What is the Law of Conservation of Linear Momentum?

The law of conservation of linear momentum states that the total momentum of two or more bodies in an isolated system would be conserved unless an external force is applied. It is crucial to note that it is true in the case of an “isolated system” where no force is acting on the objects. The other interpretation of this law is that when two objects coming from opposite directions collide, their total initial linear momentum before the collision is equal to the total final momentum after the collision. The law of conservation of momentum is closely related to Newton’s third law of motion, which states that there is an equal and opposite reaction to every action.

The Law of Conservation of Momentum and Newton’s Third Law

Newton’s third law states that whenever a force is applied to an object, an equal and opposing force is applied by that object. For example, if a hammer exerts a force on a brick, then that brick would exert an opposing force of equal magnitude on that hammer. 

In mathematical terms, it can be written as FAB = -FBA (here, FAB is the force applied by A on B and FBA is the force applied by B on A). The negative sign indicates that the forces are opposite in direction.
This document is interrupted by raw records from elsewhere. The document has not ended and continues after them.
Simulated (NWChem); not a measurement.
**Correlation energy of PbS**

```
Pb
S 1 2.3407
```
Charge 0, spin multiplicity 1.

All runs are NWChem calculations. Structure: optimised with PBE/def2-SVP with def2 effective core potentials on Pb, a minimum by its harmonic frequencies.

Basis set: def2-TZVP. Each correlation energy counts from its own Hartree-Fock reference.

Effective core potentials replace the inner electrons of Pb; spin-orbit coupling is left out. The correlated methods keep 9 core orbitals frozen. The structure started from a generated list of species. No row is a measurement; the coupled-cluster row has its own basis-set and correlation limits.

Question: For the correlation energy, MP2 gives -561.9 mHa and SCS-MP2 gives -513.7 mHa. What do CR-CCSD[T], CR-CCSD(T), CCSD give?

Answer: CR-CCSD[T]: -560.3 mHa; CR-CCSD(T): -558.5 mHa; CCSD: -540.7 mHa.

Now, the length of time when the forces act on the two objects is the same. Let’s say that the force applied by object B on A is for 1 millisecond. Then, A’s force on B would also be for 1 millisecond only. 

Thus, the impulse felt by objects A and B would be equal in magnitude.

FAB tAB = -FBA tBA 

Impulse is defined as the change in momentum of the object. So, the two objects experience an equal amount of change in their respective momentums (since their impulse is the same). 

Change in Momentum, △p = m△v (mass x change in velocity)

Since, △pA = -△pB 

Or mA△vA = -mB△vB 

Derivation of Conservation of Linear Momentum

Let there be two objects, A and B, of mass mA and mB, respectively. Now, let the initial velocity of A be A1, and the final velocity of A be A2. Let the initial velocity of B be B1, and the final velocity of B be B2. 

Let the two objects collide with each other as they travel in opposite directions.

Change in the momentum of A, △pA = mA (A2 – A1)

Change in the momentum of B, △pB = mB (B2 – B1)

Since the momentum is conserved, △pA = – △pB 

mA (A2 – A1) = -mB (B2 – B1)

This equation can be rearranged to give mAA2 + mBB2 = mBB1 +mAA1

Collision of two objects

The law of conservation of momentum is especially relevant when talking about the event of two objects colliding. The objects can be of either varying or identical masses and of varying or the same velocity. In any case, their total initial linear momentum is equal to their total final momentum.

When two objects of the same mass and velocity collide with each other, then there is no change in their velocity after the collision.

When two objects of differing mass but the same velocity collide, then the velocity of the heavier object decreases after the collision as some of the momentum is transferred to the lighter body. There is a transfer of momentum taking place, but the overall momentum of the system remains the same. 

When two objects collide such that one of them is at rest and the other one is approaching it, then there is a transfer of momentum such that either both of them move in one direction or one of them comes to rest while the other one starts moving. 

Applications

1. The recoil of a gun: When a bullet is fired from the gun, the gun recoils due to the conservation of linear momentum. This is why extreme caution has to be taken while firing a gun, as it can harm the shooter while recoiling.

2. Propulsion of a rocket: A rocket goes up high in the sky because a large amount of gas is ejected from its bottom end. In order to conserve the momentum, the rocket moves up in the opposite direction and hence, flies up.

Conclusion

The law of conservation of momentum is an important law in physics that helps explain several phenomena. This law is especially crucial when we talk about the collision of two objects. Usually, the collision of two objects can be considered close to an isolated system because the time duration for collision is so small that the impact of external forces like friction is almost negligible.